People You May Know

People You May Know (PYMK) is LinkedIn’s link prediction system and one of the site’s most recognizable features. As the name implies, it tries to find other professionals you might know, allowing members to growth their networks. PYMK is now responsible for more than half the connections on the site and is a principal component of engagement. You can see it on the site here.

At its heart, PYMK is a link prediction problem: binary classification on whether a member will connect with another. For example, one of the first things to look at is friends-of-friends, or triangle listing (or triangle closing). Here, if Alice knows Bob and Bob knows Carol, then maybe Alice knows Carol. One can then score these closed triangles with such features as whether the pair overlapped at an organization or school, their age difference (you’re more likely to know someone near your own age), their geographical distance, etc.

There are several interesting and unstudied modelling challenges here. For example, in looking at organizational overlap, one must take into account the size of the organization, the length of overlap, geographic clustering, and the “propensity” of individuals in that organization to connect (some organizations are inherently more social than others), as modeled in our WWW’13 paper on the topic. That is, the intuition is simple: the affinity between two members working in a small company together for 10 years is greater than for members, say, who’ve worked at the company for only a few months.
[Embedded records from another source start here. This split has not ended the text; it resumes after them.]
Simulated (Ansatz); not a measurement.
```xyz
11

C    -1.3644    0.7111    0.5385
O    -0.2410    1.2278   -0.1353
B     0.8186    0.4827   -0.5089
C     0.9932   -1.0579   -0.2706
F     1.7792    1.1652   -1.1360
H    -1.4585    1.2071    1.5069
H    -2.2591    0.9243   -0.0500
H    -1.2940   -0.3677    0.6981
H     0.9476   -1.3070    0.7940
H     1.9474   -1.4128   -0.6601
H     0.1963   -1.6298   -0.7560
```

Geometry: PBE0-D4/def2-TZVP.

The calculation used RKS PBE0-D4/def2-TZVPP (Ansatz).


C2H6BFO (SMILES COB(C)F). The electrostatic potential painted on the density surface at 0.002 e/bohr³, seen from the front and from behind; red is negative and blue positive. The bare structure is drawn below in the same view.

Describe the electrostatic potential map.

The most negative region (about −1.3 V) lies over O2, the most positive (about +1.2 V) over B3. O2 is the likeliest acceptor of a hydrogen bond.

Importantly, the scale of the problem—matching 225 million members to all other 225 million members—further complicates things (obviously, the matrix is sparse, but nonetheless). Many classical techniques in both modelling and infrastructure break down at this scale. As part of this work, we developed Voldemort’s read-only extensions (presented at FAST’12) for serving these results and PYMK was the basis for LinkedIn’s analytic stack (presented at SIGMOD’13), which is leveraged by most of the data applications on the site.

As part of this work, we’re:

  • Developing techniques and systems for large-scale machine learning;
  • Building infrastructure around processing graphs with billions of edges;
  • Evaluating the social graph (and other graphs) in higher-dimensional spaces;
  • Modelling the relationship strength between edges on the graph (known as connection strength).

Incidentally, if you didn’t know, PYMK was invented at LinkedIn. It first showed up on the site in 2006.